I'm trying to show that the interval $(0,1)$ is uncountable and I want to verify that my proof is correct
My solution:
Suppose by way of contradiction that $(0, 1)$ is countable. Then we can create a one-to-one correspondence between $\mathbb{N}$ and $(0,1)$.

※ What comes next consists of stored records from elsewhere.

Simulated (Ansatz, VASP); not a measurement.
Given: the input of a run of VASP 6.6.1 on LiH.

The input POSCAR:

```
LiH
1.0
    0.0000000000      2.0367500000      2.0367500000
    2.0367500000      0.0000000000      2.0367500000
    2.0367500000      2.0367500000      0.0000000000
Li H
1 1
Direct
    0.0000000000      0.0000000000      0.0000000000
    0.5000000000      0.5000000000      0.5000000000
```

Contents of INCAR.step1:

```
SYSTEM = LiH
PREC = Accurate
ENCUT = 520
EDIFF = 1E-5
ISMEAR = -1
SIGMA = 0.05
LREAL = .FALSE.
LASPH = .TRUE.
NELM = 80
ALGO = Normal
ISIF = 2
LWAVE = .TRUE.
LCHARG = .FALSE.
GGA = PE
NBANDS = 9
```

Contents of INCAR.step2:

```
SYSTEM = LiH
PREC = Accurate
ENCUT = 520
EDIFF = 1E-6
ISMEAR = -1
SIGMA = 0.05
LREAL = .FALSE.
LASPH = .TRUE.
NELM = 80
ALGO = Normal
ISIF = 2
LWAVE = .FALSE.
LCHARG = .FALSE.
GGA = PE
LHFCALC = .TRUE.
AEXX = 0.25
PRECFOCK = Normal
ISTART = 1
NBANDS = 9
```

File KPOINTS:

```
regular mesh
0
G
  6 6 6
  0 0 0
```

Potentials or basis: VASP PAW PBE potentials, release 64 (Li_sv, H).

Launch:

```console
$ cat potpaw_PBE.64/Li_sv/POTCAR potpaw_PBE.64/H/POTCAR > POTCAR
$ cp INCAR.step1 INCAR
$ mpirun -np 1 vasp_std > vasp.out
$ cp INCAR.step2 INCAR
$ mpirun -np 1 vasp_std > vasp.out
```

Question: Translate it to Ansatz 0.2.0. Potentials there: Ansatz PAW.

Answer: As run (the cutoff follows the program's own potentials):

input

$1 \rightarrow 0.a_{0,0}$ $a_{0,1}$ $a_{0,2}$ $a_{0,3} \dots$
$2 \rightarrow 0.a_{1,0}$ $a_{1,1}$ $a_{1,2}$ $a_{1,3} \dots$
$3 \rightarrow 0.a_{2,0}$ $a_{2,1}$ $a_{2,2}$ $a_{2,3} \dots$
$4 \rightarrow 0.a_{3,0}$ $a_{3,1}$ $a_{3,2}$ $a_{3,3} \dots$
$\dots$
Create a number of the form $0.b_0 $ $b_1$ $b_2$ $b_3 \dots$ in the following way. Define $b_i = 1$ if $a_{i, i} \neq 1$ and define $b_i = 2$ if $a_{i, i} = 1$.
Note, since decimal representations are not necessarily unique ( i.e $.599999 = .600000$), choose the representation consisting of infinitely many zeros instead of infinitely many nines.
Creating our number $0.b_0 $ $b_1$ $b_2$ $b_3 \dots$ in this way gives us a number that is not in the above list of decimals in one-to-one correspondence with $\mathbb{N}$, but is in $(0,1)$. This is a contradiction. Thus showing that $(0,1)$ is uncountable.
Is there anything I need to add or is there any way that I can make my proof clearer? Thank you.
Best Answer
To me it is fine.
I know a similar method, which is clearer to me. Suppose $(0,1)$ is countable, and create a one-to-one list as you have done. Now, choose the number $0,b_0b_1b_2...$ so that $b_0\neq a_{0,0}$, $b_1\neq a_{1,1}$, and in general, $b_i\neq a_{i,i}$. That number cannot be in the list.